Q. Will Eloise and Colin’s story continue into the next book?

A. Although Eloise and Colin’s story continues, the next book, The Masque of the Black Tulip, belongs to Henrietta Selwick and Miles Dorrington, the Purple Gentian’s little sister and best friend. When Eloise follows Colin back to Selwick Hall to plunder the family archives, she discovers that there’s a new French spy on the loose: the Black Tulip. (My apologies to Alexandre Dumas for stealing the name!) The Black Tulip is under orders to find and eliminate the Pink Carnation—which means, naturally, that someone will have to find and eliminate the Black Tulip. And who better to do so than Miles? Of course, Henrietta, the girl whose earliest words were “me, too!” insists on pursuing her own investigations. As I was writing The Secret History of the Pink Carnation, it became gloriously clear that Henrietta and Miles were perfectly suited—and equally clear that they were sure to fight it every step of the way. I’m happy to say they have proved me right on both counts.
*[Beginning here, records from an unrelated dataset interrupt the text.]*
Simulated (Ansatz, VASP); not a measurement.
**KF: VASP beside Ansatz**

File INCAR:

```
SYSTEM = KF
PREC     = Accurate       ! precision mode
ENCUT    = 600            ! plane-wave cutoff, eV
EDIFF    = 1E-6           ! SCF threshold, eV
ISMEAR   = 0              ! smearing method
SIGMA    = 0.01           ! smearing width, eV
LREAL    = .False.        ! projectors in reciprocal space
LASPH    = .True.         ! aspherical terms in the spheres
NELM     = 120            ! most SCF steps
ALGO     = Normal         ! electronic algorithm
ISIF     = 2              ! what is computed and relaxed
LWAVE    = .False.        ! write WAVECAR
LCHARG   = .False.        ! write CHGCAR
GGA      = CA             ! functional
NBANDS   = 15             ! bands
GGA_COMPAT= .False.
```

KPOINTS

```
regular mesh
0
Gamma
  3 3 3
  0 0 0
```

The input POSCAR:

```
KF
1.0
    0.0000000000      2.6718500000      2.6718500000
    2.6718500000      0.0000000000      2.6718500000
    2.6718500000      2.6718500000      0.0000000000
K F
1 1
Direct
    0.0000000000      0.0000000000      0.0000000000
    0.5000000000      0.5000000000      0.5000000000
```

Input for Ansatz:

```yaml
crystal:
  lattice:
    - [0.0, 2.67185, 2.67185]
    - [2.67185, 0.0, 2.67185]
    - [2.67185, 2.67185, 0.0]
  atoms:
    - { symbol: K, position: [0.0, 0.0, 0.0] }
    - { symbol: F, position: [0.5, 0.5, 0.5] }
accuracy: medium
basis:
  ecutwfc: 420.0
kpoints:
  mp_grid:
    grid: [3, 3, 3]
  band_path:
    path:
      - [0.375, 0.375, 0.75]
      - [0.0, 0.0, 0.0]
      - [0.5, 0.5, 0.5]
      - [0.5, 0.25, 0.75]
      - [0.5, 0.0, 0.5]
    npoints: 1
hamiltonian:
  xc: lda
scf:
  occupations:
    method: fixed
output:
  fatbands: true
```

Q. When will Jane get her own book?

A. I’m not sure how much I should give away . . . but the short answer to that is, not for a while yet. One of the constraints of working in the early nineteenth century is that heroines tend to marry young, much younger than suits our modern sensibilities. If they don’t, the author is forced to engage in alarming contortions to explain why the heroine has been left on the shelf for so long—forced to take care of the family estates, without the money to afford a Season, kidnapped by bandits and locked in a box till after she turned twenty-one, and so on. An interesting trend recently has been to have older, widowed heroines, where the age problem is dealt with by the expedient of an earlier marriage and a conveniently deceased husband. With Jane, however, this problem is moot. Jane has a wonderful reason for not marrying young: she’s too busy saving civilization from the depredations of Napoleon’s armies. I will say, however, that Jane does get her romance eventually, and I know exactly who it is—but that’s between me and Jane.